YAML Parser

From WikiROMS
Jump to navigationJump to search
YAML Parser

Starting svn revision -r 1902 released on March 1, 2022, the ROMS metadata is managed with a YAML file, and the regular text file varinfo.dat is deprecated. The YAML files are simple, easy to follow, elegant, portable, and expandable. ROMS now can process YAML files with its parser module, yaml_parser.F. Therefore, there is no need to use third-party YAML parsers.

The ROMS YAML parser source code can be found in ROMS/Utility. It is written in Fortran 2003 and includes a CLASS of type yaml_tree for parsing input YAML files.

Introduction

Although several YAML parsers for Fortran exist, a more straightforward and uncomplicated parser with substantial capabilities was coded in ROMS, yaml_parser.F. It is a hybrid between standard and Object-Oriented Programming (OOP) principles but without the need for recurrency, polymorphism, and containers (another library).

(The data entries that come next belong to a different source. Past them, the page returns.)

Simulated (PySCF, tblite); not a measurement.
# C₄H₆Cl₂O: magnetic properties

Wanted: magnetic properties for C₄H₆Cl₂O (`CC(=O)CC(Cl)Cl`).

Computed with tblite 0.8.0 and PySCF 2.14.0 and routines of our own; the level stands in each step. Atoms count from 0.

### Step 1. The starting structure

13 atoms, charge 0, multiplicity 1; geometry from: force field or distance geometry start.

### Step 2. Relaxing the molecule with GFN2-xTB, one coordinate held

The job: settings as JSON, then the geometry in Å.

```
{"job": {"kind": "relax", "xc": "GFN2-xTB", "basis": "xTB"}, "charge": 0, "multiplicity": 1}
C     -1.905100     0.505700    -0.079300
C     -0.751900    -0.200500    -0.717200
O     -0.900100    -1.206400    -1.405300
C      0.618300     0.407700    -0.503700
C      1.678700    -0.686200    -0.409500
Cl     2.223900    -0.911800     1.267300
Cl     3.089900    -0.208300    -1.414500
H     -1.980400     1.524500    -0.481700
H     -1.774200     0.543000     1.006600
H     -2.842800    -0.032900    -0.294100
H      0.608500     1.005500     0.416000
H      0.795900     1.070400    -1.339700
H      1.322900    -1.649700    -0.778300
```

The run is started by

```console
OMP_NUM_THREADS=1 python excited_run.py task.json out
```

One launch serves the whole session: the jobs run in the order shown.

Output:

The only constraint in the ROMS parser is that the YAML file is read twice for simplicity and to avoid containers. The container is a Fortran vector! The first read determines the number indentation of blanks policy and the length of the collection vector, list(:) pairs object (derived-type structure yaml_pair). The first reading is quick.

TYPE, PUBLIC :: yaml_pair

logical :: has_alias ! alias * token
logical :: has_anchor ! anchor & token
logical :: is_block ! block - list
logical :: is_sequence ! sequence [] tokens
logical :: is_logical ! logical value
logical :: is_integer ! integer value
logical :: is_real ! floating-point value
logical :: is_string ! string value

integer :: id ! key/value ID
integer :: parent_id ! parent ID
integer :: left_padding ! indent level: 0,1,..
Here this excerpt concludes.